May 06, 1989|PATRICK MOTT | Patrick Mott is a regular contributor to Orange County Life.

Onshore, the bright orange morning sun has just begun to show behind the towers of Newport Center, nearly 4 miles to the north, as Nick D'Amato falls into a relentless, flailing working rhythm aboard his tiny boat.

He exhales sharply and his features pinch as he jerks fish after thrashing fish from the rising line with his gloved right hand and flings them into the stern of his boat with his ungloved left. The winch pulling up the line grinds on and on.

Every minute or so, two or three hooks in succession come up empty, giving D'Amato a few seconds to sag back against the gunwale and make the most unnecessary pronouncement of the day:

"This, it's not easy, you know?"

Hauling several hundred pounds of fish out of the channel that separates Catalina from the mainland and into a boat only 18 feet long--and doing it nearly every day--may qualify as one of the least easy jobs in Orange County. In fact, from an outsider's perspective, it looks to be slightly less cushy than dismantling unexploded bombs.

But for 14 years, it has been D'Amato's bread and butter. During that time, he and his little boat have motored out into the channel in fair and foul weather, often working in darkness and fog and wet cold, in high waves and cutting winds and through hours of lonely, muscle-straining work.

Still, D'Amato said, it would have been unusual if he had not turned to the fisherman's life when he arrived in Orange County.

Born and raised in the Sicilian town of Porticello, near Palermo, D'Amato, 42, said that when he came to live in Costa Mesa with his American-born wife, Julie, in 1974, he worked for a time for a local electronics company assembling computer boards. Then he discovered the dory fleet and his heritage was revived. His family, he said, has produced fishermen for many generations--"all of them, all the way back."

"When I saw they were fishing here, I said, 'That's what I do. That's my job.' "

And with that, he began his tenure as a doryman, giving up late sleeping, certain income, safe working conditions and unscored hands.

Abstractly, D'Amato's job is simple. He catches fish and sells them. No time clock, no bosses, no one telling him how to run his business.

In reality, however, D'Amato and his fellow dorymen must obey two of the grimmest taskmasters known--nature and public demand.

Some days, the waves are too high, or the fish won't bite, or they catch fish that won't sell. And even if they have a good day, maybe the customers will stay home and opt for chicken, or they may not want the kind of fish caught that day, or they may not feel like coming out in the wind and the spray and the cold, gray weather, even if the dorymen did.
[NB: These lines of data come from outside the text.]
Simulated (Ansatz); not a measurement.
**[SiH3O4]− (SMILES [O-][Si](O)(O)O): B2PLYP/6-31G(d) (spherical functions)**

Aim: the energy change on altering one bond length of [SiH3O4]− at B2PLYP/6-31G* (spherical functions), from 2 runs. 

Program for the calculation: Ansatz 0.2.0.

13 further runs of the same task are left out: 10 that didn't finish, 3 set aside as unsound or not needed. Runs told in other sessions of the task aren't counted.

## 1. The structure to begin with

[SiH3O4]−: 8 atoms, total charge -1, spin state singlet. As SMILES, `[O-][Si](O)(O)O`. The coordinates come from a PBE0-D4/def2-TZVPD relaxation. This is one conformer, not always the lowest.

But early in the morning, in the dark, when most people have been asleep for only 3 or 4 hours, D'Amato tows his dory, painted with the Italian tricolor stripes, down to the surf near the Newport Pier to begin another day.

Dory fishermen have been performing that ritual in Newport Beach since 1891, when a Portuguese fisherman began selling fish at the beach out of his dory, rather than having them hauled to market. The only substantial difference over the nearly 100 years is that oars have been traded for powerful outboard motors on the boats.

Currently, there are 16 fishermen in the dory fleet, and they are likely unique in California. Don Schultze, a marine resources supervisor for the state Fish and Game Department, which licenses the dory fleet, said: "I don't believe there's a comparable fleet elsewhere in the state. It's a pretty unique operation, launching directly off the beach like that."

On this day, D'Amato's lines have been set only about 3 miles off the Newport Beach shore, and it takes less than 10 minutes to motor out to the marker buoy he has left the day before. (Depending on the season and where the best fish can be found, the dory men sometimes venture 20 miles out to sea.) However, he must first launch his craft and drive it through the shore break at the pier.

This morning, the waves are slight, but D'Amato said larger ones do not keep him and his colleagues from their business. Ask about them, though, and you get a quick shake of the head and a groan.

"Pretty big," he says.

His flat-bottomed dory is a quick boat in the calm water, making an estimated 22 knots. D'Amato stands holding the wheel, steering into the gentle oncoming swells, immobile, as if he has been nailed fast to the deck. He wears a knitted cap to keep the wind off but keeps his face into the spray.

His hands are so cracked and calloused from years of handling lines and knives and gaffs and fish that a hook wouldn't dare to try to lodge in them. Several hours of exposure to cold and sea water can soften them and turn them raw, however. The palms and fingertips will soon turn nearly ivory white, especially those on the ungloved left hand.